Pakistan’s Supreme Court has ruled that former prime minister Imran Khan’s dramatic arrest on corruption charges this week was illegal.

The court ordered Mr Khan’s immediate release. His lawyers had argued that his detention from court premises in Islamabad on Tuesday was unlawful.

At least 10 people have been killed and 2,000 arrested as violent protests have swept the country since he was held.

Tuesday’s arrest escalated growing tensions between him and the military.

The opposition leader, ousted in a confidence vote in April last year, was brought to court on the orders of Pakistan’s top judge.

“Your arrest was invalid so the whole process needs to be backtracked,” Chief Justice Umar Ata Bandial told Mr Khan.

The former cricketer told the judges he’d been kidnapped from the High Court on Tuesday and “hit with sticks”. There was no immediate response from the security forces to the allegation.

Footage of his arrest showed paramilitary forces seizing Mr Khan, who was injured in a gun attack last year, and dragging him from inside court premises, before whisking him away in an armoured vehicle.

His Pakistan Tehreek-e-Insaf (PTI) party says the cases against him are politically motivated. The arrest enraged his supporters – the past 48 hours have seen widespread violence and rare attacks on state and military facilities.

Seven senior PTI leaders are among those arrested. They include former foreign minister Shah Mahmood Qureshi, who police say “incited violence”. In a statement Mr Qureshi denied this and urged supporters to continue with peaceful protests.

Mr Khan has been kept at a police guesthouse in the capital since Tuesday. It remained unclear when he would be allowed to leave – the Supreme Court turned down his request to move to his own accommodation saying he should remain where he is for his own safety.

The guesthouse was turned into a makeshift court on Wednesday where a judge formally charged him with corruption for the first time in the dozens of cases he faces. He pleaded not guilty.

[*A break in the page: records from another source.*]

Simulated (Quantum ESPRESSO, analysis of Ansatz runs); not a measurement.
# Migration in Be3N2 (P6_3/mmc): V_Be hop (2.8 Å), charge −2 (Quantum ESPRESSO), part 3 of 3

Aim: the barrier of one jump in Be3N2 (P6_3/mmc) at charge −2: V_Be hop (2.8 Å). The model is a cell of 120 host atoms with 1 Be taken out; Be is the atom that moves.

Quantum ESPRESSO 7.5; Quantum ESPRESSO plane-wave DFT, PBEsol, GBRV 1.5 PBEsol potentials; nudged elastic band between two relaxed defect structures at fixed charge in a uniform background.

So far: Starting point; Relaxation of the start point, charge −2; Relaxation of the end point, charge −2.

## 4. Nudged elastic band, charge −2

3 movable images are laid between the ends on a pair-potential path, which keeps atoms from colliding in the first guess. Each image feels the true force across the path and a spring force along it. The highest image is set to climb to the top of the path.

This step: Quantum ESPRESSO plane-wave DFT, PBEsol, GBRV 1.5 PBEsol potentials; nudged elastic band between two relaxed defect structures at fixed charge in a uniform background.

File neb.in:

Conviction would disqualify the former international cricket star – and Pakistan’s prime minister from 2018 to 2022 – from standing for office, possibly for life. Elections are due later this year.

Former Pakistani ambassador Maleeha Lodhi told the BBC she thought the court’s decision would help to defuse the anger of Mr Khan’s supporters.

A boy rides past a paramilitary check post, that was set afire by the supporters of Pakistan's former Prime Minister Imran Khan, during a protest against his arrest, in Karachi,
Image caption,A paramilitary check post in Karachi that was set on fire during the recent protests

“The last couple of days have seen extraordinary violence by protesters who are supporters of Imran Khan, who are obviously enraged by the manner in which he was arrested,” she said.

“There is still uncertainty, but hopefully the situation will not return to the kind of violent scenes that we have seen.”

Many analysts believe Mr Khan’s election win in 2018 happened with the help of the military, which both parties denied. But he later fell out with the powerful army. After a series of defections, and amid mounting economic crisis, he lost his majority in parliament.

Since being ousted less than four years into his term, he has become one of the military’s most vocal critics, and analysts say the army’s popularity has fallen.

In November 2022, Mr Khan was shot in the leg while leading a protest march. He has accused a senior intelligence officials of carrying out the attack – which the military has strongly denied.

A day before his arrest, the military warned him against making “baseless allegations” after he again accused a senior officer of plotting to kill him.

Observers see the country facing an unprecedented series of crises – given endless political turmoil, the economy on a cliff edge and mounting violence by Islamist militants eroding confidence in the security forces.